Many small colleges in the United States are in trouble. Low endowments, high debt, weak retention and dwindling enrollment have collided with the demographic cliff, the AI revolution and the college loan crisis. Two small colleges in Massachusetts recently announced upcoming closures. Another announced bankruptcy without closing — yet. 

The closure of a small college is not the end of a region’s educational and economic future. With bold leadership, it can be the beginning of something far bigger and create an institution with greater reach, deeper community impact and a more durable economic role than a small college ever played. 

I taught for over 25 years, mostly at La Roche University, and for most of that time it was one of the best jobs in the country. That era isn’t coming back, and that’s OK. The things that made those institutions special — the people, the buildings, the community trust, the regional relationships, the accreditation infrastructure — can now do something much bigger than they ever did as a college. 

Forbes studied college finances and in 2024 gave 18 Pennsylvania schools D grades, the lowest rating and reflecting “serious financial vulnerability.” Based on the federal data the magazine used, which covered the fiscal year 2021-22, four universities in Allegheny County were at risk, plus five others in Western Pennsylvania. The conventional framing treats this as an economic apocalypse with lost jobs, dried-up student spending, hollowed-out main streets, hard-to-repurpose campuses. All true, if the schools simply close. 

But what if they don’t simply close? A small college serves maybe 1,500 students between 18 and 22, four years at a time. A regional workforce and creative development catalyst, built on the same campus, with much of the same talent, could serve multiples of that enrollment, from high schoolers to retirees, from job seekers to entrepreneurs to professionals retraining for the AI economy. It could run apprenticeships with named regional employers, house a small-business incubator, operate AI literacy programs, and host creative studios for film, design, music and fabrication that double as economic engines. It could partner with K-12 districts to build pipelines starting in middle school. 

This isn’t a wild-eyed radical pipe dream either. Many of these ideas are germinating in places like the Marygrove Conservancy (formerly Marygrove College) in Michigan and would fit in at workforce and human capital development meetings happening across in the country. 

What’s described above is not a college. It’s a true workforce and creative development catalyst for a town and a region. It reaches more people, across more life stages, in more useful ways than a small liberal arts college ever could. And a struggling college is uniquely positioned to become a workforce hub. The campus is there. The trust is there. The relationships are there. What’s missing is the imagination and the courage to stop preserving the old thing, let go of the org chart and the ego, and start building the new one. 

The alternative is waiting for the demographic cliff to be somehow gentler than projected, then announcing closure in a press release thanking everyone for “150 years of service.” That isn’t a strategy. It’s a forecast. 

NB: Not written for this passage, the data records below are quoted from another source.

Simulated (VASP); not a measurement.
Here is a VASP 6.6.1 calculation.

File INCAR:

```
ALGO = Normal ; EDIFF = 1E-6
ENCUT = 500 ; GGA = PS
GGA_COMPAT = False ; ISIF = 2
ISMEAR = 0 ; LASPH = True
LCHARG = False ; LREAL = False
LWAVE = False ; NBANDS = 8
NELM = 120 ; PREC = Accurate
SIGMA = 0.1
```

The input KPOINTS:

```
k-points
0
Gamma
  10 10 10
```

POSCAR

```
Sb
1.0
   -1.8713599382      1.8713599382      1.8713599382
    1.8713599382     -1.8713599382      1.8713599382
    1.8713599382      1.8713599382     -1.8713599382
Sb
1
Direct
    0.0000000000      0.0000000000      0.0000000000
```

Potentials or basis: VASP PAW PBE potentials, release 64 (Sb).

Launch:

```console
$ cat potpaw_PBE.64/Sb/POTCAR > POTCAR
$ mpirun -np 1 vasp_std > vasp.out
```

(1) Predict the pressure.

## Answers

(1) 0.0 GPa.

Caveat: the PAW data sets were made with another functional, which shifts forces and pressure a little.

Towns and regions don’t need their small colleges to survive in their current form. They need them to lead a transformation into something with greater reach and greater purpose. The boards and presidents who see that clearly, and act while they still have runway, are the ones who get to write a different ending and a new story for the whole community. 

The work will be hard and, inevitably, traumatic. Yet, building a flexible, collaborative and community-centered organization designed for the 21st and 22nd centuries is the only way forward. That transformation must begin now.